Not what I was talking about.
Server farms are usually unmonitorred. Some servers have a keyboard and monitor
mounted in the rack, some are attached from a trolley, some are remotely
administerred. For the most part however they churn away without any people
connecting to a telnet, ssh, or serial port.

And yet, people who use stuff like build farms end up logging into machines
all the time.

I think the difference is, you're really happy to view the latest and newest
and best things as the entire world, and I'm used to having to care about
stuff that isn't like that.

There's a reason that screen and tmux exist and are actively maintained, and
it's not that no one uses command line tools remotely anymore.

-s
 
B

BGB

Small RAM footprint, efficiency, etc... *ARE* still important today and
always will be. Not trying to attain such things, when one can, is just
plain laziness on the programmer's part.

Not every C program that is written is destined to be run on the latest
and greatest gamer's rig.

yeah...

and, my projects, although relatively "lean" by modern PC standards,
will still have to have their memory footprint somewhat shaved down to
really be practical, say, on Android devices (me starting a new personal
project of trying to port some of my VM stuff, ... to work on Android).
I doubt it will really be all that terribly useful though, given both
the constrained resources and nature of the UI (it has given me some
ZUI-related thoughts though).

actually, I am initially porting it to Linux/ARM in an emulator (first
major goal: make it all work on ARM, as-is it is all a bit x86
specific...), rather than directly to Android, since it is a little
easier to develop and test on a target where I have things like, say,
the ability to look at console output, ...

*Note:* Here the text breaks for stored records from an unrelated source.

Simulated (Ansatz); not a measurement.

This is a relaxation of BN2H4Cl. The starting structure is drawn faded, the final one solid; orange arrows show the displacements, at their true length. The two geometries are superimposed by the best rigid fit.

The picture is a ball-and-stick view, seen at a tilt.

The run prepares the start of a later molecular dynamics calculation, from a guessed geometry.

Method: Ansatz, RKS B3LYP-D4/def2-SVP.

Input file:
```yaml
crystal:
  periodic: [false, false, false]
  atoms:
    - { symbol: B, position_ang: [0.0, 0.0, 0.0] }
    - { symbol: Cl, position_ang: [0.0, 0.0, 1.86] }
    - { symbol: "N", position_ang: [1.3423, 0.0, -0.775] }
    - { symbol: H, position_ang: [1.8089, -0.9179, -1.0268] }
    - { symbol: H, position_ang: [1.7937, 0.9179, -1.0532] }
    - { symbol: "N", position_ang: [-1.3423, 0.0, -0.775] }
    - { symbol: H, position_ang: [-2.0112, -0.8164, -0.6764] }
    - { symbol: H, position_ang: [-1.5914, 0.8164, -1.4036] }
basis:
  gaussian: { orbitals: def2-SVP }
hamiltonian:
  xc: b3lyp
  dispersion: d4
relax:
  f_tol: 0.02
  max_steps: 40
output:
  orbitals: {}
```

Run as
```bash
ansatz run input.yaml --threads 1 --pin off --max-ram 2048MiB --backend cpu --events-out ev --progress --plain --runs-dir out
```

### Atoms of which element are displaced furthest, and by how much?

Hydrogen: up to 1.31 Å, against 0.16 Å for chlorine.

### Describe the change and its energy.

anyways, in what ways is fopen()'s interface subject to performance or
memory concerns?...

well, in my case I have a VFS which does a lot more "stuff", but still
uses an interface similar to "fopen()"/... it has itself been in use in
my projects since the late 90s or so, originally intended to address
some uses which were not readily addressable with stdio's FS interface
(mostly in-program virtual files, ...).

some years back, its internals were rewritten, mostly to make it simpler
and less nasty, but dropping some functionality (mostly sockets and more
esoteric features), which I have not as of yet bothered to re-add.


or such...
 
A

Angel

I have this feeling that if only I were drunk, I could comprehend this.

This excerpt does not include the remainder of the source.